Daily Discipleship - Day 231: Repent and Be Baptized
May 3, 2026
Daily Discipleship • Day 231 • Thursday, December 17, 2026
Repent and Be Baptized
Acts 2:38-39
Pleasant Springs Church • ps-church.com
Pentecost. The Spirit has come, the disciples are speaking in other languages, and a crowd has gathered bewildered. Peter stands and preaches — his first sermon, which begins with Joel and ends with a declaration that God has made Jesus “both Lord and Christ” (v. 36). The crowd is cut to the heart and asks what to do. Peter's answer is the most compact statement of the gospel response in Acts: two imperatives (repent, be baptized), one promise (forgiveness + the Spirit), and an expansion of the audience that defies every ethnic and temporal boundary.
μετανοήσατε
metanoēsate · Greek“repent (aorist active imperative)”
Metanoeō is a compound of meta (after, change) and nous (mind) — a change of mind, a reversal of direction. The aorist imperative suggests a decisive, completed act: repent, do it, turn. The word is stronger than “feel sorry” and more comprehensive than “stop sinning.” It describes a full reorientation — what you are moving toward has changed, which changes everything about how you move. Peter is not calling for sentiment; he is calling for the kind of change that leaves you facing a different direction when you wake up the next morning.
Augustine's conversion was the most famous metanoia in church history: a brilliant young professor of rhetoric, restless in the wrong directions for years, who heard a child's voice saying “take and read” and opened Paul's letter to the Romans and was turned. He described repentance not as a moral achievement but as the soul finally moving in the direction it was always made to move — toward God. His Confessions is a book-length Acts 2:38: a personal account of what happens when the soul turns and receives the Spirit's gift.

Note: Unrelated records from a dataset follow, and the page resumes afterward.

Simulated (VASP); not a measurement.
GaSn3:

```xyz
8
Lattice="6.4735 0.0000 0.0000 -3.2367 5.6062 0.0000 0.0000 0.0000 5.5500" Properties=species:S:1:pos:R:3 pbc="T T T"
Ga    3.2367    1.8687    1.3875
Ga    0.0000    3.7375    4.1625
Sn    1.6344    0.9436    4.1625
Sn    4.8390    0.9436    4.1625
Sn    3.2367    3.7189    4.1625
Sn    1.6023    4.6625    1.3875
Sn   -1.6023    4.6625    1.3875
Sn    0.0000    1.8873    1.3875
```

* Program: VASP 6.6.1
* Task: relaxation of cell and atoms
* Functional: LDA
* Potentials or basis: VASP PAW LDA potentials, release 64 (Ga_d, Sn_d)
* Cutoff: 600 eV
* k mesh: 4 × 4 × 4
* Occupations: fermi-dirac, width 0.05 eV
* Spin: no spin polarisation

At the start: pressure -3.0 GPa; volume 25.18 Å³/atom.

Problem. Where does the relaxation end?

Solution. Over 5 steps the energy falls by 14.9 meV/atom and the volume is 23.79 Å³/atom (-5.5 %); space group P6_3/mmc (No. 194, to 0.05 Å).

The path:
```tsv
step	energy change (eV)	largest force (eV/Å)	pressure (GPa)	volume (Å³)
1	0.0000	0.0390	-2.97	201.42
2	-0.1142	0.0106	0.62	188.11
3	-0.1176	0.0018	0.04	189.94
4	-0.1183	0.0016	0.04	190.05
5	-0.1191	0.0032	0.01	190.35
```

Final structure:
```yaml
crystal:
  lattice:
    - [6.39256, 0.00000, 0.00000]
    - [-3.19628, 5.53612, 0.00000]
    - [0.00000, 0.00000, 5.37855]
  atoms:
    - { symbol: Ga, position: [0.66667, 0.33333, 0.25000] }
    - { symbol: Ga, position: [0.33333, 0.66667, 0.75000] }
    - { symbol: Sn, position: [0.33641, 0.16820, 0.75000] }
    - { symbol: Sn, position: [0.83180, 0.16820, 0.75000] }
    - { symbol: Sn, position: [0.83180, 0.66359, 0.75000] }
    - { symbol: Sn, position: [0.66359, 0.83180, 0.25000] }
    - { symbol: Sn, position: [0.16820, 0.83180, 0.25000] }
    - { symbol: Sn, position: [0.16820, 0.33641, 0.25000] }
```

The phrase “for all who are far off” in verse 39 is Peter's expansion of the promise beyond Jerusalem, beyond Israel. Augustine, a North African reading a letter originally written to Rome, was himself one of the “far off.” His life is the evidence that the promise landed at the distance Peter promised it would travel. The restlessness Augustine describes in his opening sentence is the precise condition that Peter's command addresses: the soul that is far off, restless, moving in the wrong direction. Turn. Be baptized. Receive the gift. The rest follows.